Lamentations 1 Devotional
by Pastor Mark Hudson
We live in a relatively happy-clappy church age so I love the fact that the Bible has an entire book called Lamenting. Okay, Lamentations. But this is a book set aside for reflecting on life in the minor key. If you read the entire Bible, and especially the Psalms, you will find people that are grieving, mourning, and experiencing sadness and loss. North American Christians don’t know much about grief. We tend to talk about overcoming and rejoicing. Yet, it was the Apostle Paul who wrote, “as sorrowful, yet always rejoicing (2Co 6:10 ESV)”
Jeremiah experienced rejecting, hard hearts, and sorrow. This short book of laments is full of anguish, affliction, sorrow, grief. Here are some tough words Jeremiah uses: lonely, widow, slave v.1; weeps bitterly, tears, none to comfort, friends have dealt treacherously, enemies v 2; exile, affliction, hard servitude, no resting place, distress v. 3 and we could go on and on for the entire book.
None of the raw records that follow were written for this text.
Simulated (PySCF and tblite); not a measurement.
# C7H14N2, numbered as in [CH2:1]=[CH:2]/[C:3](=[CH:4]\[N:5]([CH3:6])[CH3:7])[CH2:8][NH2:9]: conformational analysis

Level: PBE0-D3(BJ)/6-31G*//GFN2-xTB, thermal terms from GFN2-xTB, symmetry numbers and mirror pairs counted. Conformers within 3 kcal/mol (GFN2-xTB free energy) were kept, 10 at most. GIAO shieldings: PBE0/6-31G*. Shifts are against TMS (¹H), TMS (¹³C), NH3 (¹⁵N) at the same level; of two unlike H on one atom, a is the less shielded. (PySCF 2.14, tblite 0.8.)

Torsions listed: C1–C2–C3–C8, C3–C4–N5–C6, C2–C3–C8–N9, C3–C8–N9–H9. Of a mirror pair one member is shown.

But don’t lose sight of God in this book or in any grieving as a believer. I believe God wants us to grieve and mourn our losses. When a man or woman loses a husband, they can and must take a long time in unhurried grief. Mourning takes energy, reflection and should be done with God’s Word and in God’s presence. You should feel the loss. That is how God made us; like it or not. Those of you who have experienced a loss, dig deep into this spiritual book. This book is not a downer but a spiritual masterpiece. Jeremiah points us to God. “Oh Lord, behold my affliction” v 9. See also, just in the chapter one, Jeremiah’s references to God, v. 5; v. 11; 12-15; 17-18, 20-22.
Both joy and grief are in the Bible. We experience this same unlikely combination in our lives as well. Hopefully the grieving, mourning, and loss part comes later in your life but you will experience deep loss sometime in your life. When you do experience a loss, not if but when , seek God. Go deep and keep striving to know Him in and through that loss.
God loves us deeply. His greatest gift to us is Himself. He uses tragedy, deep sorrow, painful affliction, and staggering disappointments to open us up to new vistas with God. What we need is God. When we lose someone or something dear to us, we don’t need that person or that thing back. We need God.
Loss, disappointment, and rejection open us up to other areas that we need to develop. One time when I was going through a difficult time, a person asked me, “Why don’t you ever use the words sad or sadness. Do you feel sad?” I realized I never used that word. I really had no idea how to grieve. I thought grieving was only for people mourning a death of someone they loved. I’m not much more mature in my understanding of grief but I have improved a little since then.
Do you allow mourning in your faith? Do you have a vocabulary that expresses a range of experiences and feelings? Just like every profession or interest has their own vocabulary do does loss, affliction, and grief. As you read Jeremiah in Lamentations, notice, “Look and see if there is any sorrow like my sorrow, which was brought upon me, which the Lord inflicted on the day of his fierce anger” v 12. Too pious to say that? Maybe you are not pious enough. Or “Look, O Lord, and see, for I am despised.” V. 11. And just wait until you come to chapter 3 which contain some of my favorite verses in the Old Testament.
But no one’s sorrow was as great as Christ who took our sorrows. He bore God’s wrath. And He bore the full brunt of his fierce anger against sin. God the Father held nothing back. Even with that you will still experience sorrow in this life. But it will be “as sorrowful, yet always rejoicing.”